Installing (updating) the following libraries for your Sagemaker
instance.

In [None]:
!pip install .. # installing d2l


# Transposed Convolution
:label:`sec_transposed_conv`

The layers we introduced so far for convolutional neural networks, including
convolutional layers (:numref:`sec_conv_layer`) and pooling layers (:numref:`sec_pooling`), often reduce the input width and height, or keep them unchanged. Applications such as semantic segmentation (:numref:`sec_semantic_segmentation`) and generative adversarial networks (:numref:`sec_dcgan`), however, require to predict values for each pixel and therefore needs to increase input width and height. Transposed convolution, also named fractionally-strided convolution :cite:`Dumoulin.Visin.2016` or deconvolution :cite:`Long.Shelhamer.Darrell.2015`, serves this purpose.


In [1]:
import torch
from torch import nn
from d2l import torch as d2l

## Basic 2D Transposed Convolution

Let us consider a basic case that both input and output channels are 1, with 0 padding and 1 stride. :numref:`fig_trans_conv` illustrates how transposed convolution with a $2\times 2$ kernel is computed on the $2\times 2$ input matrix.

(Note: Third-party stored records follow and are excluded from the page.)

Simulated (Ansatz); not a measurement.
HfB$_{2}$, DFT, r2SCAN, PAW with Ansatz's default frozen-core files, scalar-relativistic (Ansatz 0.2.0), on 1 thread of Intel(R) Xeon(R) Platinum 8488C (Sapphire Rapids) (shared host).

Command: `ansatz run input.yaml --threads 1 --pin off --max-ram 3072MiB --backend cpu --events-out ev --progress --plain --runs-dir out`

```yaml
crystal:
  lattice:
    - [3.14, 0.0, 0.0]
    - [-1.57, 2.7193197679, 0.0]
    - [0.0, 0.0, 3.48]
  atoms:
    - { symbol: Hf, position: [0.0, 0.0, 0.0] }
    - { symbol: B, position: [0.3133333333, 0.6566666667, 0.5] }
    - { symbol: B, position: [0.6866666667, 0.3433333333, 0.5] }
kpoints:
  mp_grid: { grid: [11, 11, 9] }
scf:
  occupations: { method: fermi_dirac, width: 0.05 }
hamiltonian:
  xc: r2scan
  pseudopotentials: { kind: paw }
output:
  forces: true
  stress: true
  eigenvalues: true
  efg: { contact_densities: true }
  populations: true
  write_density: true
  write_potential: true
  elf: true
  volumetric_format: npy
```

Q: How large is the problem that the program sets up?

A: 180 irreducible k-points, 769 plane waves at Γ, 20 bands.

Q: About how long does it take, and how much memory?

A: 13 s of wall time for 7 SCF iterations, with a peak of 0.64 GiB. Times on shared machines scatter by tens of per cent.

![Transposed convolution layer with a $2\times 2$ kernel.](../img/trans-conv.svg)
:label:`fig_trans_conv`

We can implement this operation by giving matrix kernel $K$ and matrix input $X$.


In [2]:
def trans_conv(X, K):
    h, w = K.shape
    Y = torch.zeros((X.shape[0] + h - 1, X.shape[1] + w - 1))
    for i in range(X.shape[0]):
        for j in range(X.shape[1]):
            Y[i: i + h, j: j + w] += X[i, j] * K
    return Y

Remember the convolution computes results by `Y[i, j] = (X[i: i + h, j: j + w] * K).sum()` (refer to `corr2d` in :numref:`sec_conv_layer`), which summarizes input values through the kernel. While the transposed convolution broadcasts input values through the kernel, which results in a larger output shape.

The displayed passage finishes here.